Alderman Moore is committed to preserving and creating affordable housing in Rogers Park. In the last two years alone, he has worked to create 119 new units and preserve 56 units of affordable housing.
In September 2018, Moore convinced the Chicago Housing Authority (CHA) to purchase Levy House at 1221 W. Sherwin, thus preserving 56 units affordable senior housing so the senior citizens living there may remain in their homes.
In 2017, Moore helped a developer secure City of Chicago Low Income Housing Tax Credits to build 54 affordable housing units on top of 3,300 square feet of retail storefront space at Clark and Estes. Construction started in October 2018 with completion set for the end of 2019.

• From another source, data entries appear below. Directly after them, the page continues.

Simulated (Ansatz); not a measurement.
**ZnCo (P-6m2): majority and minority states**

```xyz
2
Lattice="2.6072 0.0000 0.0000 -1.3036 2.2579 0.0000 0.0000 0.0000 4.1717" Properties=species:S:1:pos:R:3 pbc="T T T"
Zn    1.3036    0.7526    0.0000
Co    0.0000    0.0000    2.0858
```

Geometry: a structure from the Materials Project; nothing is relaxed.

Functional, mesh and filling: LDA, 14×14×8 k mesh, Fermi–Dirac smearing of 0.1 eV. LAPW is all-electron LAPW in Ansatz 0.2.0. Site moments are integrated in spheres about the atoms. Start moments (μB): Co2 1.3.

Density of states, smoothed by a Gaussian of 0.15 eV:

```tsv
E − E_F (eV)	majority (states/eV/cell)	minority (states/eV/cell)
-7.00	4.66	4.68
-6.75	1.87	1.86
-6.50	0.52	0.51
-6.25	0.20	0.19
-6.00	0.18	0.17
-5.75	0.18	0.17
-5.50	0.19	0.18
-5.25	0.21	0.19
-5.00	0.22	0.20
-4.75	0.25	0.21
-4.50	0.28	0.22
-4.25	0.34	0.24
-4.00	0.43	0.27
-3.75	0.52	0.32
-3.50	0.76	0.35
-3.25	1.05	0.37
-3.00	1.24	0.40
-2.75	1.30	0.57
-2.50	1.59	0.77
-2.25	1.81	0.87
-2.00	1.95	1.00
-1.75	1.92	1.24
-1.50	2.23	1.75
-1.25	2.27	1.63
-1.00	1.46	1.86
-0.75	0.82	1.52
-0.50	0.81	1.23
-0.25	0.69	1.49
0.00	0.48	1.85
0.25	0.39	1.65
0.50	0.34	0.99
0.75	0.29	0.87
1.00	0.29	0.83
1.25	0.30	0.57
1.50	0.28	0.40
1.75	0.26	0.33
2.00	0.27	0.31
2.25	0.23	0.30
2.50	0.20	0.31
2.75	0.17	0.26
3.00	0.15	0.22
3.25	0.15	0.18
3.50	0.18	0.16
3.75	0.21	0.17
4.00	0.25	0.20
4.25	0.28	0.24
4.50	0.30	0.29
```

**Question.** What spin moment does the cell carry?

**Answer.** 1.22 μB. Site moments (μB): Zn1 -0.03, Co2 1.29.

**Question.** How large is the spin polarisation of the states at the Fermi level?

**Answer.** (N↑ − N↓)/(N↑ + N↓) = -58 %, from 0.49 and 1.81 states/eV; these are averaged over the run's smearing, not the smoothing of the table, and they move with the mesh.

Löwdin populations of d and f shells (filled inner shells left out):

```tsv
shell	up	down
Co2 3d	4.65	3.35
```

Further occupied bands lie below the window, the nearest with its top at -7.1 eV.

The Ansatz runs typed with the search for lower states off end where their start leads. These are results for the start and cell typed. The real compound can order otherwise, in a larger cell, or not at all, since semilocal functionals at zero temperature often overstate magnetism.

Also in 2017, based on community input, Moore approved a zoning change for a 30-unit accessible redevelopment that includes 3 units of accessible affordable housing. The proposal preserves the historic terra cotta façade of this Orange-rated building.
In 2016, he worked with the CHA and developer to create 65 CHA and 46 market rate units above a Target, all due to open in 2019 on Sheridan just north of Devon.
Starting in 2010, Moore made the 49th Ward the first political jurisdiction in the country to put people directly in charge of public dollars. Participatory Budgeting had been used throughout South America, Europe, and Canada for over two decades, but it was the first time it had been applied in the United States.
And now for the past nine years, Moore has asked constituents–the residents of the 49th Ward–to decide directly how to spend $1 million in their tax dollars on various capital improvements that they choose and approve.
Here are the major projects that ward residents voted to approve recently.
For 2019 budget year: One hundred new trees, bus benches, artistic murals on CTA embankment walls and Metra viaducts, a public plaza/stage in Touhy Park, and partial funding for an artificial turf field and running track at Sullivan High School (the remaining funds will be proposed on future PB election ballots).
2018: Seven new benches at Loyola, Touhy and Pottawattomie parks, and one at Sherwin Beach; Pratt Avenue bike lane extension.
2017: 100 more new trees for Rogers Park; Learning Garden at Gale Academy; updated streetlights on Clark Street; lean bars in heat lamp shelters on CTA platforms.
2016: 100 new trees in Rogers Park; new streetlights around Kilmer, Sullivan schools; improvements at Dubkin, Paschen and Loyola parks.
2015: 100 new trees planted in Rogers Park; park improvements at Pottawattomie Park, and Goldberg and Washington playlots; five new murals at CTA and Metra underpasses, and a mini artificial turf soccer field at Langdon Park.
Since 2015, almost 1,500 citizens shared ward improvement ideas; almost 10,000 citizens voted.
Moore has worked to improve public safety by securing the police resources necessary to respond to public safety emergencies, and bringing to Rogers Park a new strategic deployment center with the same kind of “smart policing” strategies that have resulted in significant crime reduction in other police districts.
Recognizing the link between criminal activities and irresponsible landlords, Moore took on slumlords in the 49th Ward, a neighborhood with older housing stock, 75 percent of which is rental housing. He forced slumlords to improve their tenant screening and property upkeep or sell to responsible property developers. He designated one staff person in his Ward Service Office to handle tenant complaints and take irresponsible landlords to housing court. As a result, problem buildings, such as 6972-78 N. Sheridan at Lunt and the Broadmoor Hotel at Howard and Bosworth, are now rehabbed and safe homes for our neighbors.
Moore advocated for reforms that have led to more effective policing and safer neighborhoods. He sponsored City Council hearings that moved City officials to adopt community policing and then mobilized community groups in the far North Side to successfully designate the 24th Police District as a pilot district. Since then, Moore has worked closely with community policing beat groups and the 24th District Police commanders to effectively combat crime. Through a combination of smart policing strategies and targeted city services such as additional lighting and tree trimming, criminal hot spots have cooled down. As a result serious crime in the 49th Ward is now down over 50 percent.
Schools are the lifeblood of our community and educate our future leaders. Over the years, Alderman Moore has fought for investments in their futures.
With a burgeoning population in a diverse neighborhood, school overcrowding posed a daunting challenge. Moore successfully pushed for construction of the new $15 million Jordan School, a $13 million addition to Gale School, a $12 million addition to Kilmer School, $2 million for renovation of Field School and $15 million for construction of New Field School at Clark and Morse.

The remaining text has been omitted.